Monday, June 18, 2012
Georgetown Public Policy Review: We’re Doing It Wrong – Corporate Taxation in the United States, by Alex Engler:
Senator Max Baucus [D-MT] made some noise this week when he announced that he had turned his attention to an overhaul of the United States tax code. Not only is the Chairman of the Senate Finance Committee going to address the systemic problems facing the nation’s revenue machine, but he is going to do it in the face of taxmageddon. Also known as the ‘fiscal cliff’, the slew of changes to current tax policy scheduled for January 1, 2013 are quite drastic. Senator Baucus may be correct in assuming that this presents an opportunity for meaningful reform that has not occurred since the 1986 tax code restructuring.

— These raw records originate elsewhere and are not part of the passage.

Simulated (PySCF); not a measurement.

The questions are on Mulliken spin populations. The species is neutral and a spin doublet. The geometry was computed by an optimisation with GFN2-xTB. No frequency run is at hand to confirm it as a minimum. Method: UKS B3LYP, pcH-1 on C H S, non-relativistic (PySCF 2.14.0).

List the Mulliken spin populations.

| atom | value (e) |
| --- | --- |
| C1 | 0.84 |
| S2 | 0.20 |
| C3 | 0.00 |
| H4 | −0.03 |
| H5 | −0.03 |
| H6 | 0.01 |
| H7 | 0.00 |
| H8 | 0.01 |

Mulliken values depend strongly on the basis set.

Reforming the corporate tax code was one of the central pillars of Baucus’s ‘Tax Code for the 21st Century’. This isn’t surprising given that talking points on both sides of the aisle have consistently advocated for reconstructing the corporate tax code to either make corporations pay their fair share or increase international economic competitiveness. These talking points have generally understated the issue at hand, but in his remarks to the Bipartisan Policy Center, Baucus made no such miscalculation:
Today, the code is certainly not beautiful. Instead, it reminds me of Hydra, the mythical beasts with hundreds of heads. Each time you cut one off, two more grow back.